TIP 425: Correct use of UTF-8 in Panic Callback (Windows only)

Login
Author:         Jan Nijtmans <[email protected]>
State:          Final
Type:           Project
Vote:           Done
Created:        17-Jul-2013
Post-History:   
Keywords:       Tcl,platform integration,i18n
Tcl-Version:    8.7
Tcl-Branch:     win-console-panic

Abstract

The default panic proc on Windows console applications writes the message in UTF-8 to stderr. Unfortunately, the Windows console normally does not have UTF-8 as code page but some single-byte code page like CP1252. When using characters outside the ASCII range, that does not give the expected output in the console. This TIP proposes to add a new Console panic proc to the stub library, and modify the Tcl_Main() macro to use it.

In addition, this TIP proposes to modify the default panic proc on Windows, starting with Tcl 9.0. Since we now have a way to select a stderr-based console panic proc for Windows, we can change the default panic proc to be UI-based, as it is for Tk. This means that - starting with Tcl 9.0, Tk doesn't have to do anything special any more to have a UI-based panic implementation.

Rationale

Many parts of Tcl use Unicode since Tcl 8.6: The command line handling, and the communication with all Win32 API functions. But the Panic proc has - so far - not been modified accordingly for Windows console applications, even though win32 has a suitable API to do so.

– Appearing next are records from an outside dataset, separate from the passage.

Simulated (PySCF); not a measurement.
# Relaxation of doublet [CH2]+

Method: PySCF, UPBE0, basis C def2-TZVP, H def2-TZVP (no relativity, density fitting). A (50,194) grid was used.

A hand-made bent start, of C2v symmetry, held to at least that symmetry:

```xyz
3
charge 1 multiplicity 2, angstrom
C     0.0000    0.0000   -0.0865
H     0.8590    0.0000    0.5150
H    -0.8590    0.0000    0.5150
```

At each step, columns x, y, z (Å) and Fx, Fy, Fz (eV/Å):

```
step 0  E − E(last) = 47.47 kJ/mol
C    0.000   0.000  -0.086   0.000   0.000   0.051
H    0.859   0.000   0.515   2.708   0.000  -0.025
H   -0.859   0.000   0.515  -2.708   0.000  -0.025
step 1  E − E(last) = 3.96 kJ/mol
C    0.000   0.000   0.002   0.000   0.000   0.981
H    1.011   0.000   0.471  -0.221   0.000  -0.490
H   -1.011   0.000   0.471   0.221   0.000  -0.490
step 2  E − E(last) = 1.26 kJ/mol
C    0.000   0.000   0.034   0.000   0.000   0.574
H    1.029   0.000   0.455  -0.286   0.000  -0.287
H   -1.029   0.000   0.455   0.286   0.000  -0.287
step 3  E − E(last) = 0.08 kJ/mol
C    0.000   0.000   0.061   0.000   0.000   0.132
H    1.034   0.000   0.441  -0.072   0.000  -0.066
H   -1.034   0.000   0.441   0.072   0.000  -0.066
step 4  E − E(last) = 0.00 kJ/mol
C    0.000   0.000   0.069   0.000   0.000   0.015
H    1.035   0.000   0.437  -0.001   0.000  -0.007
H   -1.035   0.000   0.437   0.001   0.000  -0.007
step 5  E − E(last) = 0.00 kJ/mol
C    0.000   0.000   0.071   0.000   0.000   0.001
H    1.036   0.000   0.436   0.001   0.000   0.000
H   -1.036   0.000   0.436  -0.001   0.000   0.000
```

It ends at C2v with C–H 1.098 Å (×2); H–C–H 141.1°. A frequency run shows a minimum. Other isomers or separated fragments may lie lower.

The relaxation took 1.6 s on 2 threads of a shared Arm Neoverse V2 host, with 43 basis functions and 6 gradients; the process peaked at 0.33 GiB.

On Windows, there actually are two different panic procs, one for GUI applications and one for console applications, but external embedders don't have an API for deciding which one should be used other than provide their own. This TIP can finally do that: The call Tcl_SetPanicProc(Tcl_ConsolePanic) will initialize the Tcl subsystem for Console applications, while Tcl_SetPanicProc(NULL) will continue to use the default.

Making things worse, stderr is implemented by the C runtime, (msvcrt??.dll) but if a application is embedding or dynamically loading tcl.dll then the runtime of the embedder might be different from tcl.dll/tclsh.exe's runtime. The embedder providing the panic proc gives the highest chance that panic messages arrive in the same runtime as the embedder. For tclsh.exe this makes no difference.

Starting with VS2015, Microsoft introduced a new Universal CRT (UCRT), which defaults to the standard channels stdin/stdout/stderr to be linked in statically. This makes it possible to have different dll's (e.g. zlib.dll / tcl87.dll) occupy a different C runtime (such as msvcrt.dll), but still prevent conflicts in the standard channels. That's why it is best to put Tcl_ConsolePanic() in Tcl's stub library, which assures the function to be linked in statically into the tclsh executable, in stead of dynamically in tcl87.dll.

Proposed Change

A new function Tcl_ConsolePanic is added to the stub library on Windows, which can be installed by embedding application as panic proc. The full signature is:

EXTERN void Tcl_ConsolePanic( const char *format ...);

On other platforms than Windows, Tcl_ConsolePanic is a macro equivalent to NULL, on those platforms Tcl_SetPanicProc(Tcl_ConsolePanic) has the effect of resetting the panic proc to the platform's default.

This function is meant to be used for Win32 console applications, and can deliver the message in 3 possible ways

The function Tcl_ConsolePanic does not assume any locale, does not allocate memory, neither does it make any assumptions on the initialized state of Tcl. This makes Tcl_Panic work fine even in the final stage of a Tcl_Finalize() call. If a Win32 Unicode API is available for the desired output, Tcl_ConsolePanic will do at most an UTF-8 to Unicode conversion using the Win32 function MultiByteToWideChar().

The maximum number of (unicode) characters that is written is 26000, as that is the maximum that WriteConsoleW() can handle in a single call. See: https://connect.microsoft.com/VisualStudio/feedback/details/635230 If the message is longer than that, the string is truncated and three dots appended to it. If the message is not sent to a character device, the UTF-8 BOM is prepended.

The function is available from the stub library, in order to bring the responsibility for correct linking to the embedding application, in stead of Tcl. In case of tclsh.exe, this makes no difference.

In addition, starting with Tcl 9.0, the default panic proc is changed to direct the output to the UI in stead of stderr. Since the new Tcl_ConsolePanic is meant for stderr-related output, this means that Tk (or other applications embedding Tcl) don't have to do anything special to have a UI-based panic proc.

Another (minor) modification: the Cygwin panic proc is adapted to output the UTF-8 BOM to stderr first, as does the Windows panic proc, if stderr is not sent to a character device. This improves the interoperability between Cygwin and Windows.

Reference Implementation

A reference implementation is available in the win-console-panic branch. https://core.tcl-lang.org/tcl/timeline?r=win-console-panic

Copyright

This document has been placed in the public domain.